It’s 1967 in the vacation cottage community of Boundary; an idyllic place to bring your family for the summer. Until a teenage girl goes missing. And then another. Replacing the peacefulness of the place with terror.
Who is responsible? is it one of the community members, or the ghost of an old man who used to live in the woods? The detective on the case works tirelessly to solve the crime before another tragedy takes place.
Although this novel is centered around a crime, the heart of the story is about the community; how do you react when something like this happens so close to home? How does it affect you, and your relationship with your neighbours? Are you brought together as a group to support each other, or are you torn apart with suspicion?
Zaza Mulligan’s death had changed Boundary’s landscape, leading people who barely talked to one another to stand together, to slap each other on the back and offer encouragement.. trading languages and curses, exchanging recipes for Rice Krispies squares. Nothing would be the same from now on. You’d wave from one porch to another, you’d honk while passing Duchamp making his turn around the lake on his bicycle… you’d borrow screwdrivers and cups of sugar, and the children, come the night, would no longer whisper the name of Tanager, Tanager of Bondrée, in flight before the hissing of the waves.
At times I found the story thrilling, at other times more of a study of time and place, but either way I found it compulsive reading. I was just as invested in the reactions of the characters as I was in solving the crime. One thing that I think made it particularly effective was the periodic narration of a 12-year-old girl vacationing in Boundary with her family. Seeing it all unfold from the eyes of one of the children – whose parents attempt to shield her from it – involved but not involved – trying to figure out the adults’ secrets – not quite knowing for sure – but sometimes seeing things the adults don’t see.
My parents lives began with me, and I couldn’t conceive that they had a past. The little girl posing in black and white on photos stored in a Lowney’s chocolate box that served as a family album didn’t at all look like my mother, no more than the boy with the shaved head chewing on a wisp of hay near a wooden fence looked like my father. Those children belonged to a universe that had nothing to do with the adults whose immutable image kept the world on its steady course. Florence and Samuel Duchamp’s entire purpose in life was to provide, to protect, and to impose limits. They were there and would always be there, familiar figures for whom I was the only reason to be alive, along with Bob and Millie. / It was only that summer, when things got out of hand and I began to lose my bearings, that I came to see that the frailty of those little people shut up in the Lowney’s chocolate box had endured down the years, along with the fears buried at the heart of every childhood, fears that resurface as soon as it becomes clear that the world’s solidity rests on a foundation that can be swept away with a single gust from an evil wind.

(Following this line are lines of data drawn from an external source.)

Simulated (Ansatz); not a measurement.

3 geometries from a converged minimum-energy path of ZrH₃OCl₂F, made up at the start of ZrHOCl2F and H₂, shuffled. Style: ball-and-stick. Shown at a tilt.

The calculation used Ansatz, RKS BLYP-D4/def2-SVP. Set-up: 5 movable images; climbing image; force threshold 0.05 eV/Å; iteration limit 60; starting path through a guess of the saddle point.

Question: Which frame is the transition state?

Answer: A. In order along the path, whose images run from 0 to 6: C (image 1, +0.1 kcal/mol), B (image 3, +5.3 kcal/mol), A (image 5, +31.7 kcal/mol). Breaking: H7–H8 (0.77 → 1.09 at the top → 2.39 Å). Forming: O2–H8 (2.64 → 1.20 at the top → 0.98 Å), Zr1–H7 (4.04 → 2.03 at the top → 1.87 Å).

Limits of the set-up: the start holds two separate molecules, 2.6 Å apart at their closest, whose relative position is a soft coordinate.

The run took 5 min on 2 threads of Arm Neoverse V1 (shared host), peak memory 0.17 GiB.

… I thought of what I could do so that my little sister would continue to sleep peacefully, so that Gilles Ménard might go back home and spin Marie around under the greenish light of the trees that touched the sky, so that my mother would stop jumping every time a curtain flapped, so that life would go back to normal, that was all, the way it was before death got in the way. But there was nothing to be done, of course. Everyone knows that death stains, that it leaves marks everywhere it goes, big dirty tracks that make us lurch backwards when we’re about to step right into them.
I’m not a big mystery reader, but Boundary is the type of mystery book I can get behind.
Andrée A. Michaud is a Canadian novelist and playwright from Quebec. She is the author of ten novels and is a two-time winner of the Governor General’s Award for French-language fiction, for Le ravissement in 2001 and for Bondrée in 2014. Boundary is also the winner of the Arthur Ellis Prize for best French-language mystery novel, the Saint-Pacôme Prize for mystery novels, and the Quebec Arts Council Prize for best literary work from Quebec’s Eastern Townships.
In an interview with Biblioasis, Andrée Michaud mentions that Boundary is the third novel in a trilogy that explores the “differences and similarities between French Canadian and American people through their languages, their sense of space, their culture, and also through the climate and the geography… In Boundary, I’m going further, because the story is set exactly on the border , where the differences disappear or, on the contrary, are accentuated by the proximity of the other.”
Thank you to Biblioasis for sending me a copy of this book for review. Boundary is the most recent addition to their International Translation Series, and is translated from the French by Donald Winkler.
Have you read any good mystery novels lately?